Giving the Gift of Sleep
In this season of gift-giving, I am reminded of my longstanding belief that there's really no better gift than a full night of blissful slumber. Sleep is always a safe bet in the gift-giving department, given that 30-40% of adults in the U.S. don't get enough of it. If only such a gift could be wrapped up in a bow or bestowed upon the weary with the simple wave of a wand...
It's also fairly safe to assume that a large number of those sleep-deprived adults are parents of young children, whose chances of getting a good night's sleep are dependent on whether their children are sleeping soundly. This offers a great opportunity for the perfect family-friendly gift. Readily available, inexpensive, fun and long-lasting (not to mention easily wrapped up in a bow), giving young children the gift of a good sleep-related book or two (or three or four) also serves as a step toward getting them to sleep soundly.

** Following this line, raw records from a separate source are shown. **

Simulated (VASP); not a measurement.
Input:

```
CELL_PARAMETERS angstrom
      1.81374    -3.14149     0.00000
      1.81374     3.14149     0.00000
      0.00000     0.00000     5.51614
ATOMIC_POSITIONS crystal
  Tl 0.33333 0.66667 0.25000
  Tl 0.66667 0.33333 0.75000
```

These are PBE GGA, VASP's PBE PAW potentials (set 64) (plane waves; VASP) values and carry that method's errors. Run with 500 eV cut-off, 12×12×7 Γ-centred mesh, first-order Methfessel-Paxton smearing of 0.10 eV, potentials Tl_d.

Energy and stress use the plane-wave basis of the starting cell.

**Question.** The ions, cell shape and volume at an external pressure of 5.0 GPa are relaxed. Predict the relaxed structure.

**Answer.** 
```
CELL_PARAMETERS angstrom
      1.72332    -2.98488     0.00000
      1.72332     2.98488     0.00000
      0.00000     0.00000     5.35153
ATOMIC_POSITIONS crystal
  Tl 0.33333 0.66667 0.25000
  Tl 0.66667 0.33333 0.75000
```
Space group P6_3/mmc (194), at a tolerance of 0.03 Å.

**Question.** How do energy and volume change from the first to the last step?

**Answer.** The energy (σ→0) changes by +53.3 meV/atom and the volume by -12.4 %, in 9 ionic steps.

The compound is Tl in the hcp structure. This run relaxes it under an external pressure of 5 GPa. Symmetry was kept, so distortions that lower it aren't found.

Bedtime books — including but not limited to those that are specifically sleep-focused —make for great gifts on multiples levels. Introducing a nightly routine that includes reading to even the youngest of children not only introduces them to new concepts, vocabulary and imaginative tales, but helps instill a soothing routine and a lasting love of reading. Long story short, making a habit out of reading books together at bedtime is one of the very best ways to not only build young brains and cultivate important skills, but build up a set of shared memories that will also last a lifetime.
With that in mind, let's move on to the fun part: taking a closer look at the books themselves. Many years have passed since the days when my own children were young and I regularly read them to sleep, so I headed on over to my local bookstore to see what's available these days. Shelf upon shelf of both new and time-tested favorites reinforced that the subject of sleep — including in the form of children's books —continues to be of utmost interest. The following are some of my favorites that collectively cover a range of common sleep themes, as well as sleep challenges. In turning to these pages, it's my hope that you and your children will be well on your way to happy bedtime reading… and happier sleeping!
Books that say “good night." If you're looking for a book to establish a bedtime routine around saying good night and going to sleep, you won't have to look very hard. Of course there's Goodnight Moon and Goodnight Gorilla — both of which were such favorites in my household that I can still recite them from memory more than fifteen years later! But whether your child is interested in trucks, mermaids or teddy bears, there's a good night book that will help convince them that saying good night is just what you (and everyone or everything they care about) do.
Pages and pages of bedtime fun. It's always a good idea to start by presenting bedtime as a a fun, routine, and eagerly anticipated activity. Taking this approach, you really can't go wrong with the likes of Sandra Boynton, whose Pajama Time book will put a smile on your face by turning the nightly routine of putting on your pajamas into a party, rather than a chore. In similar, fun-loving fashion, Boynton also contributes to the genre with The Going to Bed Book, a book that adds a touch of “everyone's doing it" to the case for a no-hassle bedtime routine.
Bedtime books for truck- and train-lovers. Ever wonder where diggers and monster trucks and fire engines sleep, and what they dream about? Maybe not, but it's a safe bet that more than a few truck-loving toddlers do, in which case there are books for that, starting with Where Do Diggers Sleep at Night? Thanks to the recommendation of a truck-loving toddler (and his mother) I happened to meet in the aisles of the bookstore, I can also share that Good Night, Good Night Construction Site and Steam Train, Dream Train are also likely to fit the bill.
Bedtime resistance books. For children prone to bedtime resistance who struggle to fall asleep, and for whom a simple “good night" isn't likely to do the trick, there are plenty of books to turn to. In Chengdu Could Not, Would Not Fall Asleep, a very tired panda bear has a very hard time falling asleep. In I'm Not Sleepy, a baby owl similarly in need of sleep fights his fatigue. As you might have guessed, both books have a happy ending that involve everyone falling asleep.
One thing any parent of a young child will appreciate is the gift of a better night's sleep for their entire family — that's a gift that will keep on giving, long after the holiday lights come down!